Before von Traubenberg arrived at photography he had been trained as an architect, which one can still see in his work today. Details of house facades and street views, falling lines, fragments, strong contrasts and bright colors give the images a technically disciplined appearance. Like in a collage, the individual layers are placed upon and woven in one another.
The results of his artistic vision seem almost abstract – but only almost. Day-to-day realities of the city are never completely lost. This oscillation between abstraction and reality takes place again in the creation of the images. Von Traubenberg purposefully reveals to the viewer the tension between analog and digital photography, a combination that is rare today. The camera still has a role to play, and yet it is not the decisive tool in the creation of his work but rather a first step.

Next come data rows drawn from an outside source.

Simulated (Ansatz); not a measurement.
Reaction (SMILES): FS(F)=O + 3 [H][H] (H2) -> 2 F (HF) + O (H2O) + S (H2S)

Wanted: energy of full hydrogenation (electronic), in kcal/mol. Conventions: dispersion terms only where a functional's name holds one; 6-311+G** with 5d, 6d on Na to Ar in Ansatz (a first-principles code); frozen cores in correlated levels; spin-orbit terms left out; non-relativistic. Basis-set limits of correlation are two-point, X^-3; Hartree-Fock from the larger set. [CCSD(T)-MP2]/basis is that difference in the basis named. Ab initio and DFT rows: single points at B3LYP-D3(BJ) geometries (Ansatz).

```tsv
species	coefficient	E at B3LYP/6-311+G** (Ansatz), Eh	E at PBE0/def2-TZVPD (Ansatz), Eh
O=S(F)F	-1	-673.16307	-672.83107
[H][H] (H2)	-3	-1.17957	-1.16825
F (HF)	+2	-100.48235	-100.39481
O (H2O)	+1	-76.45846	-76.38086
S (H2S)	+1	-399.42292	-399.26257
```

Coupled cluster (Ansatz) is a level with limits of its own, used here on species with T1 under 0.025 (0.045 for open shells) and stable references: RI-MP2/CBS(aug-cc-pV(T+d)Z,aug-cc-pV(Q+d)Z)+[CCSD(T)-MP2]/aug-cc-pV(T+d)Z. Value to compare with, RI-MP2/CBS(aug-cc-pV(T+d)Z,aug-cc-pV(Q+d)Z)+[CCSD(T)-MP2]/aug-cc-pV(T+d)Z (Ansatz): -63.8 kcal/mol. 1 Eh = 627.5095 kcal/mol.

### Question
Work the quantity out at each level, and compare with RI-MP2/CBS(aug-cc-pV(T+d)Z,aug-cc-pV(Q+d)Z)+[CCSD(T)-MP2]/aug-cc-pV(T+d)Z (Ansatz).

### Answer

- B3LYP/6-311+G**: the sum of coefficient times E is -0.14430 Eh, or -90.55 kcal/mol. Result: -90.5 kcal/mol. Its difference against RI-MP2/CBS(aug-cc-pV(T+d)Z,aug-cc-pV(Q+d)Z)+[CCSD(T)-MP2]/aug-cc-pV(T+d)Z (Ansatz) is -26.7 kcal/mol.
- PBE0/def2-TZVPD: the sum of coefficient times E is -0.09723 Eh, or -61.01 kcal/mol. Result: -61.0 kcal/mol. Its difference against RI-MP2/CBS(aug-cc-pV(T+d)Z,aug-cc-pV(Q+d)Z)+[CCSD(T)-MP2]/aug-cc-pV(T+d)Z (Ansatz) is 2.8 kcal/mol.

Von Traubenberg’s raw materials are exposed analog slide film, some of which show Frankfurt’s distinctive skyline. These films, however, are so severely over- or under-exposed that one can hardly recognize what is pictured; they are almost completely black or completely white.
These slides are finally digitally scanned, but the lack of recognizable objects on the nearly monochrome surface causes the scanner to "invent" and augment the image with color spaces of its own. What is actually an error is exactly what von Traubenberg wants in his works. The invisible is translated into color fields, overlaid with architectural fragments: an intricate structural weave.